The design emphasizes the importance of quality public space: the first two floors are recessed and thereby increase the size of the pedestrian areas as well as the adjoining plazas on both sides. The main entrances are located at the northern and southern ends of the building, whilst access to the underground parking is from Zollhof Street, which means that the quality of the public space is unaffected. These public spaces benefit from cafés, retail shops, and exhibition areas at street level, with the nine to seventeen stories above intended to accommodate offices. The space per standard floor can be flexibly divided into 400-square-meter functional units, which can either be used individually or combined, to form a unit of around 1,600 square meters. The roof gardens and roof terraces are laid out to create attractive outside spaces and aesthetically top off the buildings.
The building’s diagonal arrangement not only takes into consideration the urban context and pedestrian routes, but also makes optimum use of solar radiation. This arrangement creates two important benefits: a sunlit plaza at Franziusstrasse from midday until the evening and an additional plaza to the south-east of the building with sunlight from early morning until the afternoon. The latter creates a link with the public area in front of the monument and defines a generous new urban space. Both plazas provide easy access to the eateries at street level as well as opportunities to enjoy the outdoors. The staggered layout of the building not only ensures that the sun reaches the forecourt and stairs of the existing building on the one side, but also provides spatial and visual links to the port on the other.
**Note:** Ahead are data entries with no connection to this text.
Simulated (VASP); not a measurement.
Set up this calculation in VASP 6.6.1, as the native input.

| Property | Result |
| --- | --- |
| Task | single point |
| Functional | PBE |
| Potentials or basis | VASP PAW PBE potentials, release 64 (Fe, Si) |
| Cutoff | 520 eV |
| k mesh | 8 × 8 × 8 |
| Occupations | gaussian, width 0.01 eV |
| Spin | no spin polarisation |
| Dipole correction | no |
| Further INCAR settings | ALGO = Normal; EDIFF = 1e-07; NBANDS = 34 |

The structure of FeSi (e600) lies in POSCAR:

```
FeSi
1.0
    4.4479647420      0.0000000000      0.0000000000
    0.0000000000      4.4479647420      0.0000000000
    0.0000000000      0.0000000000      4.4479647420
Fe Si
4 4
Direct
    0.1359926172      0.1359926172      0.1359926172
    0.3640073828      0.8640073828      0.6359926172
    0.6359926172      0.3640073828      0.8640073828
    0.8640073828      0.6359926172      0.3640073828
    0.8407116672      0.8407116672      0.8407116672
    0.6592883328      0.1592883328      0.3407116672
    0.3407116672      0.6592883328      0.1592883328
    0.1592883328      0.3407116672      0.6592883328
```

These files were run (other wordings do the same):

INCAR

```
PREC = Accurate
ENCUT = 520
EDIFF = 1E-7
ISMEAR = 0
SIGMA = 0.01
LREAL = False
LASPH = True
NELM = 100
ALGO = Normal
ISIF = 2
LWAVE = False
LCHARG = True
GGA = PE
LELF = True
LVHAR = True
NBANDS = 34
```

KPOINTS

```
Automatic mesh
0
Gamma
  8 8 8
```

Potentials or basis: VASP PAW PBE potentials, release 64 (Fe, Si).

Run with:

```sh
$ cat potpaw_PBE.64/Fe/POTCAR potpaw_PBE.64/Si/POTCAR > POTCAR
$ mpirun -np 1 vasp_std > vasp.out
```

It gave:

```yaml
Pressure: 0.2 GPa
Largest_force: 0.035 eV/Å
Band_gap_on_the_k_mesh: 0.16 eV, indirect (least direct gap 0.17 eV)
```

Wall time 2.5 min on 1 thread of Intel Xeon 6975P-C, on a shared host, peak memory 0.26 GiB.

True to the supergreen® philosophy, ingenhoven architects aim for the Gold standard under the LEED certification scheme for this project. To achieve this aim, optimized energy conservation systems, intelligent building control, and water-saving devices will be employed. In accordance with the cradle-to-cradle model and the endeavor to make the building itself a store of raw materials, the connections between building materials—both between entire parts of the building and between individual building components—are intended to be such that they can be dismantled again. This means that when the building is to be deconstructed again the building materials can be sorted by type and returned to the material cycle without waste. Modern mobility concepts are promoted through the provision of bicycle racks, showers, lockers, and electric charging points in the floors underground. The microclimate is improved by landscaped areas around the building, by planting on the roofs, and by a titanium-dioxide coating of façade components.